So Shocking, So Stale
This article is from the archive of The New York Sun before the launch of its new website in 2022. The Sun has neither altered nor updated such articles but will seek to correct any errors, mis-categorizations or other problems introduced during transfer.

Seeking to expand its own contemporary holdings, Vassar College is wooing the Logan Collection, one of the world’s largest stockpiles of contemporary art. “Out of Shape: Stylistic Distortions of the Human Form in Art from the Logan Collection,” now at Vassar’s Loeb Art Center, showcases 34 works on paper by 27 contemporary artists from the collection of Kent Logan, a retired partner at Montgomery Securities, and his wife Vicki, a 1968 Vassar alumna.
The couple began collecting contemporary art in the early 1990s and quickly amassed more than 900 works by 200 artists, including what they contend is the biggest private cache of contemporary Chinese art in the United States. Though an inflated market has admittedly put a crimp in recent acquisitions, the couple bought more than 100 pieces a year at the height of their shopping. In 2002, they built a 7,300-square-foot kuntshalle on their property in Vail, Colo., to house the inventory.
While the bulk of the collection concentrates on artists of the last 15 years, about one-third dates back to the 1960s. The exhibition catalog tries to project an aura of intellectual engagement onto a styleless hodgepodge of figurative images that, with few exceptions, cluster around a bad-boy urge to stick it to the viewer.
On view are speculative pieces dating mainly from the 1990s to the present, with a sprinkling of predictable brands: Francesco Clemente, John Currin, Lisa Yuskavage, Bruce Nauman, post-“Sensation” Chris Ofili, and the inevitable Warhol. The Logans have more than 30 Warhols. This one, from 1981, is a lackluster outline drawing that has the look of a cursory tracing from a poster for the 1978 “Superman” movie.
Mel Ramos’s pencil drawing “Study for Dr. Midnight” (1962), slated for donation to the San Francisco Museum of Modern Art, is the oldest work here. It is also the best, but then Mr. Ramos had Stanley Aschmeir’s dynamic art for DC Comics as a model. Mr. Ramos’s lively draftsmanship leaves one wondering what he might have achieved if he had grown up when Pop art’s moment passed. Of Ms. Yuskavage’s two entries, one is a negligible pastel of a faceless, big-thighed female with a stick for an arm. The other is a disconcertingly beautiful (the execution, not the subject) black-and-white impression of a fembot good-times ninja with impossible breasts. One almost wishes the handling had been trashier.
Post-feminist “examination of the female body” is the posture du jour. Cecily Brown does her bad-girl thing with a slipshod wash drawing of one schoolgirl spanking the bare behind of another. Kim Dingle takes a jab at childhood innocence with “The Nelson: Takedowns and Pinning Combinations (messy shoes).” Her lumpish schoolgirl duo, in Mary Janes and underpants, is locked in a suggestive wrestling hold.
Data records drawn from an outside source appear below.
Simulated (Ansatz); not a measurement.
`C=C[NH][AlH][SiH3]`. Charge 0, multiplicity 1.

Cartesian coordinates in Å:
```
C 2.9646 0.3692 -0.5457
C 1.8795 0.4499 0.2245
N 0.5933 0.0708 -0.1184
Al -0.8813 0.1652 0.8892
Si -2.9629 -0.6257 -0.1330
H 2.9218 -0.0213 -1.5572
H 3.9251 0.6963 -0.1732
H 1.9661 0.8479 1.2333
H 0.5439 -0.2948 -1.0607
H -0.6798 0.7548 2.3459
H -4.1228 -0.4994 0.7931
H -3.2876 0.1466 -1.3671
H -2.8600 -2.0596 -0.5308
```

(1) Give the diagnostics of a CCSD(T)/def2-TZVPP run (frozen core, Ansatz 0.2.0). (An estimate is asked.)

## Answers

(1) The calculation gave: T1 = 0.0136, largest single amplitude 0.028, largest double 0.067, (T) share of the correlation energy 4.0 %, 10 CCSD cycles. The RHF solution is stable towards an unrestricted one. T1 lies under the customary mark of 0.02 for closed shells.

Mr. Nauman’s sketch “Eating Buggers I” (1985) sticks a finger up the nose and into the mouth of a crudely drawn, generic head. It is the rehearsal for a blinking neon wall piece in which a finger flicks back and forth in timed intervals from nostril to mouth. This is schoolyard grossness tarted up as “the use of the human body as a site of curiosity and investigation.” More such sights greet the viewer in Nicola Tyson’s drawing of … not sure, really. “Untitled #67” (1997) looks suspiciously like a hot dog in a tutu or, if your mind works that way, a phallus complete with testicles. Either way, we are prompted to view it as “an evocation of the strength and vulnerability of the human form.”
Mr. Currin is true to type with a grotesquely top-heavy blond bombshell aimed at grown-ups who still daydream about groping Daisy Mae. The refined delicacy of Kurt Kauper’s pencil study of Cary Grant posing nude beside a fireplace belies the common campiness of the subject. It is a tongue-in-cheek excuse for frontal male nudity. Su-en Wong battles racist and sexist stereotypes by exposing herself naked amidst tropical vegetation. This, in plucky defiance of “the role young Asian women play in male fantasy.”
Mr. Ofili’s “Black Grapes” (2004), an Afrocentric riff on Adam and Eve, is the prettiest piece here. Nothing beats gold leaf and red on black for effect. It sports a red frame to emphasize decorative properties borrowed from Chinese lacquer-ware. Yang Lijun’s oversize four-panel scroll in coarse grisaille succeeds better as a political comment on the loss of individuality in Communist China than a work of art that animates the page. Antony Gormley’s blots of burnt chicory running down a male back are idiosyncratic defacements of the torso that could mean anything or nothing.
All the conformist tropes of transgressive fashion are represented; there is a sexual cast to much of the work and an undercurrent of unspecified violence. Overall, the collection reflects the buying habits of an investment connoisseur who understands markets but seems to have little independent sensitivity to art itself.
The Logans emphasize that their collection is a set of ideas, not mere images. They state that the human figure is used only “in a conceptual sense” and advance the term “figurative conceptualism.” It is a rhetorical dodge that discounts the entire history of art. The human figure has always been a conceptual tool. In every age, from the Cycladic to the present, concepts have guided the hand and determined form. The greater the art, the more distinctive its conceptual dimension. What counts is the nature of the shaping idea and the quality of expression.
If the Logans had conceded that, they might have chosen more enduring work. To be fair, this is a small selection from a huge collection. Still, it is enough to suggest a sensibility with a limited life span.
Until June 8 (125 Raymond Ave., Poughkeepsie, N.Y., 845-437-7404).